The new short-form writing tool that is part of TenMarks Writing. (Amazon Photo)

Amazon is diving deeper into the education market, with a new set of digital tools designed to help teachers mold their students into better writers by leveraging familiar topics and formats.

Starting today, the new writing tools from Amazon’s TenMarks are available for $4 per student per year. The online curriculum includes a digital writing assistant that helps students write essays and teachers grade them, a short-format writing program that calls upon familiar situations such as social media comments and text messages to inspire creativity, and dashboards for teachers.

“There are three guiding tenets for us,” said Meera Vaidyanathan, director of curriculum products for Amazon Education. “One is that we wanted the service to be really easy for teachers to adopt in their classroom and to incorporate no matter what their current writing instruction practices are. The second is that we wanted it to be really easy for students and relevant to them so they would love it from the first moment. And the last is, while we do want to make it easy engaging, we did not want to compromise on the rigor of learning to be a good writer.”

Amazon acquired TenMarks in 2013 to bolster its education offerings. Until now, TenMarks had been focused on mathematics. Amazon made the call to expand TenMarks after hearing from teachers that they wanted more creative ways to help students develop a love of writing.

A recent study found that Google is still on top when it comes to education tech, but it faces plenty of competition from Microsoft, Apple, Amazon and others. Amazon has some catching up to do, but it is making a big push in that area. Last month, the company announced that Amazon Inspire, a site that lets teachers and schools upload and access unlimited educational and classroom resources, is now available to all educators following a year of tinkering.

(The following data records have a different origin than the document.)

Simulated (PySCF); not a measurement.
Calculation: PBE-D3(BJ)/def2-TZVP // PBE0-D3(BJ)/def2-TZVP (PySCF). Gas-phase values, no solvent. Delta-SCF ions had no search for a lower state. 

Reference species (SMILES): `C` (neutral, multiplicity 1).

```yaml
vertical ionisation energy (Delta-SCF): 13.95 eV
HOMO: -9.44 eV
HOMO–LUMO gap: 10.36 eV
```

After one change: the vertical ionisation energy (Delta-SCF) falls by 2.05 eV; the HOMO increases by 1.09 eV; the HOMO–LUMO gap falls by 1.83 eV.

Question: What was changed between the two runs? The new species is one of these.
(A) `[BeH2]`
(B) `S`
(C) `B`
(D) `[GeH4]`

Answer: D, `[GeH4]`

More than 5,000 educational customers use Amazon Web Services for cloud storage, the company said, and AWS also provides students and educators with access to free content, training, collaboration portals, and access to AWS services through its grant-based AWS Educate program. Amazon also has resources for parents buying school supplies, a device-agnostic content distribution system, a publishing platform and a version of its Prime fast shipping program designed for students.